Salinas is probably the last place you’d find a band like us. The migrant knows this town for work. The literati know this town because of John Steinbeck. Servicemen remember Salinas because it was every soldier’s destination upon leave from Ft. Ord. You’ve probably had a salad with components from the Salinas Valley. James Dean died on his way to a race here.
But all that is neither hear nor there. The fact is, none of Rum & Rebellion grew up in Salinas. But this town is where we’re at right now, and that’s reflected in our music.
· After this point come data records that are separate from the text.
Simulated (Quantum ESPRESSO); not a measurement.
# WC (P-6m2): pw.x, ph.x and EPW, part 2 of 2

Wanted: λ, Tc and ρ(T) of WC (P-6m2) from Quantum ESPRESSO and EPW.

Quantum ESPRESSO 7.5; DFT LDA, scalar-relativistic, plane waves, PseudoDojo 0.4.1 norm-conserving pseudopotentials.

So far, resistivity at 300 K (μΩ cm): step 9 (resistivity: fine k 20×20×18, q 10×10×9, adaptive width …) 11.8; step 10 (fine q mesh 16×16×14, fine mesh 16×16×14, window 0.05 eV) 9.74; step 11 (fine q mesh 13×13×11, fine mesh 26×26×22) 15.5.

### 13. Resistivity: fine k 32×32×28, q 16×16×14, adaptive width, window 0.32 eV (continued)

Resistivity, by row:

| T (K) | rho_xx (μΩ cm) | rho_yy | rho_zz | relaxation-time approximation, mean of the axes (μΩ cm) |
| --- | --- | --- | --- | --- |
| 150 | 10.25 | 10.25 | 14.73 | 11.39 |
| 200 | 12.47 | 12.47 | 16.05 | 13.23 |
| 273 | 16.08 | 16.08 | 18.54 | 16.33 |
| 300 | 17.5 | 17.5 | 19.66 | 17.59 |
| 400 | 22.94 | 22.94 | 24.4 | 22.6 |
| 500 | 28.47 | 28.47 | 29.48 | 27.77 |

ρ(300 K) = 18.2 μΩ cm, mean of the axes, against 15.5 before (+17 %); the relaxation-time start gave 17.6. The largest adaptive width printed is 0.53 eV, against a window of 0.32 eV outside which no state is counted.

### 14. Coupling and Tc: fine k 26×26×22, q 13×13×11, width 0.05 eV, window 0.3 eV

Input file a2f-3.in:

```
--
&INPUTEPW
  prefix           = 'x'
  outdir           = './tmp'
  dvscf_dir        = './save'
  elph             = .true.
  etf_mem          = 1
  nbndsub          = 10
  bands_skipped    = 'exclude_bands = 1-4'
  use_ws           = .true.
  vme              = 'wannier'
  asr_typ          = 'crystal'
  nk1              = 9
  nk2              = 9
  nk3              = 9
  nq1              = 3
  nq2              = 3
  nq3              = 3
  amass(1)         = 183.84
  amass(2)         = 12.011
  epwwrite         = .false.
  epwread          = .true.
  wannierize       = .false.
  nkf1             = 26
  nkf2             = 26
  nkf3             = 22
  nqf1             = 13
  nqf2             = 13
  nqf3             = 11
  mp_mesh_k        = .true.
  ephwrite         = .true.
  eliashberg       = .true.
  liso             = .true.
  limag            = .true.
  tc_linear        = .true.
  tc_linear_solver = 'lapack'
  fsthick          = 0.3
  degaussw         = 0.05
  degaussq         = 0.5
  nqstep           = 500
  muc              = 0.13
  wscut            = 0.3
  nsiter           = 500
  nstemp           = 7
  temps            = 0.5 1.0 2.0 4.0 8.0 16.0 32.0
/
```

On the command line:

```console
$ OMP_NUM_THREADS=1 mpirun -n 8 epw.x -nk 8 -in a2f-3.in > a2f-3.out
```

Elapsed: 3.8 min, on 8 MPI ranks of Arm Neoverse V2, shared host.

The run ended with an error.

We’re part of the town’s migrant tradition. We didn’t come here to work the fields, but we did come to Salinas because of work. Just like every other migrant, we brought along our memories and traditions and sought out a community familiar to the ones we left behind. Like the others, we found a community in the bars and the shows and over time, we became part of something that exists, happily, on the fringe.
There aren’t any established English-language acts here. Most touring bands skip this town altogether. For shows, we’ve got house parties, a few friendly community spaces, and an all-ages café run by some down folks. Most of the records that come out of this town are done without the help of a label. And that’s all right. There’s no standard that casual observers expect the bands, poets and emcees to live up to. After a few shows, all the faces quickly become familiar. Sure, we’ve had some scraps at the shows, but there’s also an intimacy, respect, and care because the shows are all we’ve got.
Our songs are political and heart felt. After all, what is politics without love and what is love if not a political stance, a declaration of one's self-determination? Our inspiration is equal parts Ian McKay and Alejandro Escovedo, hardcore and the Harry Smith Anthology of American Folk Music, with the boom-chicka-boom of Luther Perkins for fun. (Truth be told, Rum & Rebellion came together in the wake of the Lucero/Against Me! tour in 2004.)
In July, a friend asked us what we call our music. Straight from the heart and bit from the hips.
Take a listen to the record. We recorded it with Craigums at the new Dutch Oven in Alameda, CA one weekend in April. We’ve also got a song, “The San Luis Waltz,” on the Someday Coming Round: Deviant Twang Revisited compilation put out by our friend Paul Davis of Mule Train in Santa Cruz, CA.
You’re invited to the next show in downtown Salinas, our home outside of the practice spot. Afterwards come along to where ever we end up and have a drink with us. When you drive through Salinas, don’t be a stranger. There’s so much to be lost by keeping yourself to yourself.